When You Lose A Parent Early In Life
Moments that should be huge celebrations come with bittersweet feelings. Graduations. Birthdays. Achievements. Weddings. Anything huge and momentous also feels like a reminder.
By Ari Eastman
“I felt a little sad saying goodbye to you. I don’t know if you detected the little teariness in my voice. I hate goodbyes.”
The above is from a letter my dad sent me while I was away at my 5th grade class week-long camp. He went on to talk about the vanilla shake he ordered from our local diner. That he is looking forward to watching the Eminem movie (“I think it is called 8” – close enough, Dad).
It now sits inside a folder with other various letters, photographs, movie ticket stubs, things that remind me of my father. I keep it beneath my bed, and on the particularly difficult nights, I go through each and every item. To remember. To mourn. To love him and the wonderful relationship we shared for 16 years. It is strange for me to think that is all I will ever have with him. 16 years. I could live another 80, and I will still only ever have 16 with my father.
There is no easy way to lose a parent. It doesn’t come with an instruction manual the older you get. There isn’t a specific path in which you will grieve or figure out how to deal with this enormous loss. But there are certain things that happen when a parent passes away all before you even turn 18.
You grow up much faster.
The naivety of childhood innocence is a bit stripped from you when you first experience death. And in the case of a parent, you often feel the need to step up. This is a tremendous pressure, and though it is often self-imposed, a child or teenager can feel like it’s something expected. Like the time for being a kid isn’t now. You become convinced you must step into shoes much too large to fill.
But as a result, you gain a new appreciation.
It’s a bit like the saying, “ignorance is bliss.” I imagine so many children have no idea how much is being sacrificed for their well-being. Hell, even for small things. The times my mother survived on canned foods and took funds out of her retirement money to provide for me. All so I wouldn’t know the struggle. There’s a new understanding of love, appreciation, gratitude for the people in your life. It’s taking a wheel off a bicycle and suddenly noticing new things about it. The build. The gears. That it took a lot of work to get up that hill and you didn’t even realize it.

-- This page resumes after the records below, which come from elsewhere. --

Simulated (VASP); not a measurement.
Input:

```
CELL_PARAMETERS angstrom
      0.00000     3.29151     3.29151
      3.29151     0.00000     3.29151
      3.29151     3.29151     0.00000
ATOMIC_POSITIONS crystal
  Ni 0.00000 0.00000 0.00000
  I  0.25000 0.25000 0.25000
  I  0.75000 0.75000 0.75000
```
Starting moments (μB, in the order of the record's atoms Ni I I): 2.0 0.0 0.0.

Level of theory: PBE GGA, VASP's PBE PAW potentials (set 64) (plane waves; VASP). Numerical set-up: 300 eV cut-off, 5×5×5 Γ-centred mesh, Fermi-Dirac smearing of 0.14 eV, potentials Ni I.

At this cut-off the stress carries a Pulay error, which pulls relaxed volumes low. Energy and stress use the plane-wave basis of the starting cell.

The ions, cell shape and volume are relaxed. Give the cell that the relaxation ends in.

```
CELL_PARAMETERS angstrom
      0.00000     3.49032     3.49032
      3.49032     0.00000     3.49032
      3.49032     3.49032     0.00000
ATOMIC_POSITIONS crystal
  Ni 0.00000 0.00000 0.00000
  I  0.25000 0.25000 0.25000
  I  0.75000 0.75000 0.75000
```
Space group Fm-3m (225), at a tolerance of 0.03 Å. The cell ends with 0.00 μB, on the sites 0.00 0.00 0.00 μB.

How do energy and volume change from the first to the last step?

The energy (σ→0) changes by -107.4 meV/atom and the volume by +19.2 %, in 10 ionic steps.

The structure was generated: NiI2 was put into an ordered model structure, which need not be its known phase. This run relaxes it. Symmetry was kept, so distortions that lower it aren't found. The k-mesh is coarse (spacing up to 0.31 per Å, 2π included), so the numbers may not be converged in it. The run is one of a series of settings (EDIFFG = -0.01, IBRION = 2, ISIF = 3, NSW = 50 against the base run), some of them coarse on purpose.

There can be a disconnect with peers your age.
Especially if the loss occurs during really formative, turbulent years like adolescence. There’s the desire to be understood by people who really, by no fault of their own, can’t actually understand what you’re going through. I personally remember having a very hard time socializing when I would overhear a girl in class complaining about being grounded for something trivial like sneaking out or a low test grade. I formed very unhealthy hatreds for people, as if they didn’t know how good they had it. Which wasn’t fair, but grief doesn’t operate in a fair way. So sometimes you don’t either.
You carry strange feelings of guilt.
I remember lying in a hair salon when someone asked what my dad did. I didn’t know this woman. She was just shampooing me, cutting my bangs, did I really need to drop the dead dad bomb on this poor, unsuspecting stranger? No. That was the last thing I wanted. So I told her he was a professor (which he was when alive) and she asked a few more questions. And we continued chatting at a very superficial layer. There comes this weird sensation of guilt when talking to someone new and knowing the inevitable, “Oh my god, I’m so sorry!” will be coming your way when you finally tell the truth. I’m not sure why we feel apologetic for our own loss and the uncomfortable moment it might bring to someone else. But it exists nonetheless.
Change can be a little scary.
Okay. A lot scary. Change is a bit like the stranger on the street corner. You know that he could be wonderful, kind, everything you’ve been needing. But he could also be a nightmare. Because you’ve witnessed nightmares. You’ve felt change grab a hold of your heart and splatter it against the sidewalk. So you approach things a bit slowly. Or you might be the reverse and try to rush into change, hoping it’s like ripping off a bandaid. You know the inevitably of change, but it still makes your stomach drop.
You can be hesitant to get close to people.
Because you’re afraid. And I think it’s pretty natural to harbor a fear of getting attached. You know what can happen. You know the fragility of life and that love doesn’t make someone invincible. But when you do love someone, you love them all the way. No questions asked. And above all else, you make sure they know it.
Milestones are amplified.
Moments that should be huge celebrations come with bittersweet feelings. Graduations. Birthdays. Achievements. Weddings. Anything huge and momentous also feels like a reminder. It can be a difficult thing to vocalize or explain. You can be so truly, truly excited and still a little sad. But finding a way to remember you carry them with you, in memories and in your heart, makes it all a little more manageable.